Surrounded by those who had supported me from the first dramatic announcement of my pregnancy, I gave birth to a beautiful baby girl. I was nineteen years old. I was now a mother.
Her tiny lips, her tiny hands, and her piercing eyes reached to the center of everything maternal inside of me. She was a piece of me, and I a piece of her. For the first time in my life, I knew why my friends held their dolls and kissed their foreheads. Not a moment was wasted while she was in my care. I sang lullabies to her, I kissed her forehead, I wrote her poetry and I begged her to remember me. She was my little butterfly.
When you were young, I’m sure you didn’t dream about becoming a birth mother.
You didn’t think that someday you would give birth to a perfect little girl, love on her, kiss her, and four days later sign away all of your parental rights.

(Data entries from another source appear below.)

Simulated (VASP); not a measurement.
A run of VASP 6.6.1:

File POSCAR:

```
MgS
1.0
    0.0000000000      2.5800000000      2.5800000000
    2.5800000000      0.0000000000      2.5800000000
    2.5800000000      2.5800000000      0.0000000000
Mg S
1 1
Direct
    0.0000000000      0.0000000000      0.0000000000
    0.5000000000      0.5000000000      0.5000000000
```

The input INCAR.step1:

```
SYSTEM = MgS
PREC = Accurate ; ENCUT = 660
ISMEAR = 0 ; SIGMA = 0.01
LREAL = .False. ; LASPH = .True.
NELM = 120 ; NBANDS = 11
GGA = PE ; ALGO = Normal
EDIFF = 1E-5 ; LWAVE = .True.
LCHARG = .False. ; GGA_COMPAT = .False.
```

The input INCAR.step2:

When you were nineteen years old, did you yearn to make a decision that would pave a path you would never be able to get off of?
I didn’t either.
In fact, seventeen and a half years later, I still wake up in the middle of the night and wonder how I ever had the strength to say goodbye. How did I allow my little butterfly to fly so far away? I also find myself waking up with gratitude in my heart for an experience that shaped me into the mother I am today.
Becoming a birth mother ignited the ability for me to love more fully.
Now, as a mother of two teenagers and an adorable 7-year-old, I know that every day is a gift with them. They are aware of my little butterfly and where she lives, why I made the decision I did, and how someday we may be blessed to all be together again.
Adoption has taught me that a mother’s love holds no boundaries.
No, I didn’t envision myself as a mother or even more so a birth mother, but such a title holds responsibility in me that I now announce with pride and gratitude.
Growing up in Utah County, unwed pregnancy by age 19, Gina always found herself outside of the Utah cultural box. Shortly after placing her baby girl for adoption in the fall of 2000, she started her own non-profit organization, Birth Mother Baskets. Her goal was to provide hope, support, and courage for birth mothers, post placement.
After fourteen years of running Birth Mother Baskets and being an adoption advocate, Gina stepped away to pursue a corporate job as a Creative Arts Manager.
A severe concussion in 2016 led Gina back to rediscover her true passion for writing. She left the comforts of the corporate paycheck and is now writing a memoir.
Gina still lives in that cultural bubble of Utah County with her husband and three children. She enjoys changing people’s perception of birth mothers and their place in adoption.